The Los Angeles County Museum of Art has acquired, in its wisdom, a 340 ton granite boulder that will form the centerpiece of Michael Heizer‘s massive outdoor sculpture, “Levitated Mass.”
LACMA director Michael Govan points out that the huge rock is “only part of the sculpture,” which requires the construction of a subterranean slot upon which steel rails will support the rock, I mean the sculpture.
“The largest part of the sculpture is the negative space, the channel in the landscape,” he says. “It has its own independent sculptural presence. The marriage of these two forms comprises the sculpture.”
When was the last time you got to hear the term “negative space” used without facetiousness?
Anyway, the logistics of moving this huge rock are a nightmare. A company that moves “extreme objects” has been hired to figure out how to do it. Some utility lines, street lights and stop lights will have to be taken down by the local area’s utility companies as the boulder passes through crowded urban areas, and the route the rock will take can’t be confirmed until permits are cleared.

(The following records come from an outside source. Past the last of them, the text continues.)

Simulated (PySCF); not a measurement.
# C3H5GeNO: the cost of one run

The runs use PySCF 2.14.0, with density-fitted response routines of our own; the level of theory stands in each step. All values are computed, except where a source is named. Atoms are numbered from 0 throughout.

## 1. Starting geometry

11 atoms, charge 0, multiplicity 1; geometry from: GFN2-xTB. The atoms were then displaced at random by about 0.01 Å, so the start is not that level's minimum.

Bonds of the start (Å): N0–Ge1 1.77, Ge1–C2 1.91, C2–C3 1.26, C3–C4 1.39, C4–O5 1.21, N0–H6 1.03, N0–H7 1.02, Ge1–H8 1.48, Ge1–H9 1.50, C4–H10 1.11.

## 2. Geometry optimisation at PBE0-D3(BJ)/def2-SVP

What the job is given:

At a cost of somewhere between $5 and $10 million dollars, this is a coup for LACMA. Michael Heizer, the artist, is best known for “Double Negative,” the 1,500-foot-long land sculpture he cut into a desert mesa in a remote section of southern Nevada.
Breathtaking, isn’t it? To quote Heizer: “There is nothing there, yet it is still a sculpture.” So true.
As we ponder the meaning of art, the suffering of Sisyphus, and the value of ten million dollars, let us not forget that people are idiots.